In a profile of Maureen Dowd's early career, Elon Green revisits her early reporting on the Gay Men's Health Crisis – and how radical a departure it was for the NYT back then:
I told her I was pleasantly surprised the story was allotted so much space, almost 3,000 words, given executive editor Abraham "Abe" Rosenthal’s well-known homophobia. As Charles Kaiser once said, "Everyone below Rosenthal spent all of their time trying to figure out what to do to cater to his prejudices. One of these widely perceived prejudices was Abe’s homophobia. So editors throughout the paper would keep stories concerning gays out of the paper."
Dowd says she wasn’t aware of the homophobia.
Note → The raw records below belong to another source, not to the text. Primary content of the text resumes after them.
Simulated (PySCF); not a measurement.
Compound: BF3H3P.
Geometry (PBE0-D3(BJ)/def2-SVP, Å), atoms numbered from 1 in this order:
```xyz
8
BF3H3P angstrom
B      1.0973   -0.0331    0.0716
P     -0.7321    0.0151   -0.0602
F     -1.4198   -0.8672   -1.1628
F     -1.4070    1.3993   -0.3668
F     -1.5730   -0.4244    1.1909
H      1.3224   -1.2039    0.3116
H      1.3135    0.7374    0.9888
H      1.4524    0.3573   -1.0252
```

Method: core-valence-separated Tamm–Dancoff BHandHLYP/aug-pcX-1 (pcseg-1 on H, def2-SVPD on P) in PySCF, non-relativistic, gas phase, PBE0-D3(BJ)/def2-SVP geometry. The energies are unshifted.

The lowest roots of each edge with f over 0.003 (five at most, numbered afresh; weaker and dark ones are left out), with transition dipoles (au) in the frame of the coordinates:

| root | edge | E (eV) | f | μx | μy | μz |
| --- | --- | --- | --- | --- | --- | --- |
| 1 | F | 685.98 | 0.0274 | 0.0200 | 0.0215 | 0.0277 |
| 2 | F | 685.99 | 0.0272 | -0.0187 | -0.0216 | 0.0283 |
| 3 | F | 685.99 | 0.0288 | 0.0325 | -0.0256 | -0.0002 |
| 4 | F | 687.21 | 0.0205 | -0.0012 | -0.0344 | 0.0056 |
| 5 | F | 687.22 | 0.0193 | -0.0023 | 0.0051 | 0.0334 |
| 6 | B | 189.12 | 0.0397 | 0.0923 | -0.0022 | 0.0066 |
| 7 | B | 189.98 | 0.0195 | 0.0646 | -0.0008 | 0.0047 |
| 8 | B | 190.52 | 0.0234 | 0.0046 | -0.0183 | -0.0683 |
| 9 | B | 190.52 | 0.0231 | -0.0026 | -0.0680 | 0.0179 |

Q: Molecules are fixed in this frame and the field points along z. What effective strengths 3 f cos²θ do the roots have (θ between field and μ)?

She doesn’t dispute Kaiser’s account, and others, but "I just had no knowledge of it at the time. I’ve read about it since and don’t doubt the accounts. I just didn’t experience it. Obviously, I wouldn’t have been in a position to." To some extent, her view of the institutional homophobia was shaped by her friendship with Jeffrey Schmalz, a gay Times editor close to Arthur Sulzberger. He was "very powerful," Dowd said, and a "really important person at the paper. So I didn’t see the homophobia because Jeff was just this person you thought would be running the Times someday. I think he would have ended up as the executive editor." (Schmalz, who had AIDS, died in 1993.)
Dowd believed the paper "was good for gays. I didn’t realize until I read the accounts later that to some people it wasn’t."